Accessory Review Vinyl Care

MILTY ZEROSTAT 3: Lower Static and Dump Your Dust

Milty intends it to be part of your vinyl care routine, Paul Rigby reviews its Zerostat 3 and tests its effectiveness as an anti-static tool

I will always be grateful to my parents. I must have been 14 when I received my first hi-fi. We were pretty poor so any new hi-fi was a major deal. It was a Technics SL-B2 turntable and Grado cartridge, Denyo AU3000M integrated amp (anyone remember that one?), JVC KC33 cassette deck, Wharfedale Shelton speakers (whose tweeters would regularly blow because I pushed them too hard), QED stands and 79-strand cable. Vinyl care was handled by a Milty Pixall Roller (the larger barrelled Mk.1 then the relatively svelte Mk.II) and…a Zerostat. The roller to pick up the hardcore grime and the Zerostat to remove static.

I was a convert back when I was 14, I am now.

Many were not and are still not.

Hi-fi, like any hobby or interest, is full of different people with differing views and beliefs. Many of whom disagree with each on various points, often with a passion. Take the subject of cables, as one prime example and point of diverse opinion.
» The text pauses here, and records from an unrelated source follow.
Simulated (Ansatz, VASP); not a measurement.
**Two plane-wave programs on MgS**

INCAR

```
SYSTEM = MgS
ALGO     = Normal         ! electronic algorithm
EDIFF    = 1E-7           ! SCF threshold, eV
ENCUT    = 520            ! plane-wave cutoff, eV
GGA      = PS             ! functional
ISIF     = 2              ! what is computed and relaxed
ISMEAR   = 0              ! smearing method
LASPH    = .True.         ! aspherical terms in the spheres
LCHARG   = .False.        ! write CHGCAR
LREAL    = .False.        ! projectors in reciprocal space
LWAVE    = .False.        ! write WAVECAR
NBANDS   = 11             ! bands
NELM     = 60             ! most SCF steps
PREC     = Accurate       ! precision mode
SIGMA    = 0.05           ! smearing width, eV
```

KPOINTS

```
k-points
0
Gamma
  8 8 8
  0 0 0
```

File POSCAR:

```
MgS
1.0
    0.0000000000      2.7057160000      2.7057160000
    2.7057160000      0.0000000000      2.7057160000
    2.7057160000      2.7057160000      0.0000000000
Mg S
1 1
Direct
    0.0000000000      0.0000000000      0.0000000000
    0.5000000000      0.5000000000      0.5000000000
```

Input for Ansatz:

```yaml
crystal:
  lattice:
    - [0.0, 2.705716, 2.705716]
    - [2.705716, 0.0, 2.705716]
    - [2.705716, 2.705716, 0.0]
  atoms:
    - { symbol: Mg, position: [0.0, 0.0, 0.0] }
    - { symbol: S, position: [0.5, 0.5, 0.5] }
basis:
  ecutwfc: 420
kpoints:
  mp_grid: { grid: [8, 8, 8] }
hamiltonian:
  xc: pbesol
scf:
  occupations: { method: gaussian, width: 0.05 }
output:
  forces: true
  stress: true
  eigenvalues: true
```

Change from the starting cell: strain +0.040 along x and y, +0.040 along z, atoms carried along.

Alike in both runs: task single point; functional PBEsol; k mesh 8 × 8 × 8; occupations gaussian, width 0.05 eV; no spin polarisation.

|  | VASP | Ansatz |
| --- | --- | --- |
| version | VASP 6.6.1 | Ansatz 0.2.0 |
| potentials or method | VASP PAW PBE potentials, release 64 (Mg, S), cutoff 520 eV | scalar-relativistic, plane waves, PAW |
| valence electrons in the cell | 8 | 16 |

Often, the problem is a lack of action on the part of the product. When a piece of hi-fi kit is bereft of buttons, flashing lights and aural feedback, suspicion is laid upon it. Is it actually doing anything at all?

The Zerostat has often fallen into the same sort of category. OK, it has that John Wayne-esque shape which appeals to the boy in all of us – even some of you ladies, I hear – and there is a moving part, that trigger but, well, nothing emerges from the barrel. No laser-like stream hits the vinyl. Your vinyl record doesn’t shudder with the forceful impact of ions. There’s no fireworks. There’s no pizazz.


So, what exactly is it? The Zerostat 3 is a gun-shaped device set in moulded hard plastic that produces a combination of positive and then negative ions at the ‘target’. The idea is too neutralise the area of static charge, the thing that attracts dust to the area. The intended prime target being your vinyl records.

In action, you point the gun at your vinyl, point it at the spindle hole to give the ions an even spread. Hold the gun about 12 inches from the centre of the record and gently – and I mean gently – squeeze the trigger. Just like Dirty Harry taught you too, all those years ago. Then, when you can’t go any further, maintain the gun’s position and slowly release the trigger. If you’re too impatient, the Zerostat will emanate a cracking sound which reduces efficiency.  If you’re doing that, then stop and start again. Otherwise, you’re wasting your time.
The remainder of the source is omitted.